October 25, 2014
You Know You Can By Vickie Stam
I can remember a time when I had a strong desire to watch a 'spine-chiller' on the big screen. As soon as one was advertised on television; I was hooked. I wanted to go. No matter how long the line up, I refused to leave until I was certain the tickets were sold out. But I wasn't alone. Being with someone made it easy to persevere. Nasty rain pellets couldn't dampen our spirits nor shivering in the blistering cold. Nothing could keep us away.
It was the experience of terror that I enjoyed. Sitting in the dark with my popcorn in hand I could feel my heart racing long before the opening credits started to roll and when they did I knew I was in for a chilling ride.
The eerie background music almost always set the tone that something frightening was about to happen. I quickly set my popcorn down and waited; not with eyes wide open but with eyes shut and hands shielding them so not even a trickle of horror could seep through. Other moments I cupped my hands over my ears hoping to drown out the blood curdling screams. I saw what I needed to see and heard what I needed to hear. The entire time my heart was leaping inside my chest but when I was caught off guard I jumped sending pebbles of popcorn everywhere. Afterwards, I laughed. I loved every minute of it!
So, why did I rush to see something that raised the hair on my arms? Why did I choose to witness something that left me clutching the sides of my seat in terror? Because I loved being caught in the grip of fear. I enjoyed the element of surprise. Imagine if all these years later I could say the same thing when I'm faced with the fears of writing.
"I love every minute of it." "I love being afraid."
Too bad that watching a scary flick and putting words down on paper do not bring about the same fears. The techniques I used while watching a 'spine-chiller' are not the most affective tools to use when it comes time to writing. Covering my eyes and ears simply isn't productive.
What I do know is that all those years ago I embraced something I enjoyed. I didn't care what anyone thought. I was having a good time. If I apply that same strategy to my writing I'm bound to produce something incredible simply because "I love every minute of it!"
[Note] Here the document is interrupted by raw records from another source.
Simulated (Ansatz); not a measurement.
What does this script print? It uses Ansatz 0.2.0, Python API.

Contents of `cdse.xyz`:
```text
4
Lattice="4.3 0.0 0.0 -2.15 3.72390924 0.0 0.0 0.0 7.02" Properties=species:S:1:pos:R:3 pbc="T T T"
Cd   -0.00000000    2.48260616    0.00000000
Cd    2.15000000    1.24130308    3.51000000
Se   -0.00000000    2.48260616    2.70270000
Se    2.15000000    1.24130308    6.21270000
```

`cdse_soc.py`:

Sure, I need to remind myself why it is that I write, especially when my fears are trying to convince me that I'm not good enough, that no one will like what I've written and no one will want to read it. The list could go on.
I realize that not all fear is bad. It teaches me to persevere. It tests me; calling on me to do my best. So when I feel my fears creeping up on me.... I'm glad that I'm not alone. I'm glad that I have friends and family who encourage my pleasure for writing. "Keep writing! they say...Don't stop! Don't be afraid! You can do it! You know you can!"
Psalm 118:6 "The Lord is with me; I will not be afraid. What can man do to me?"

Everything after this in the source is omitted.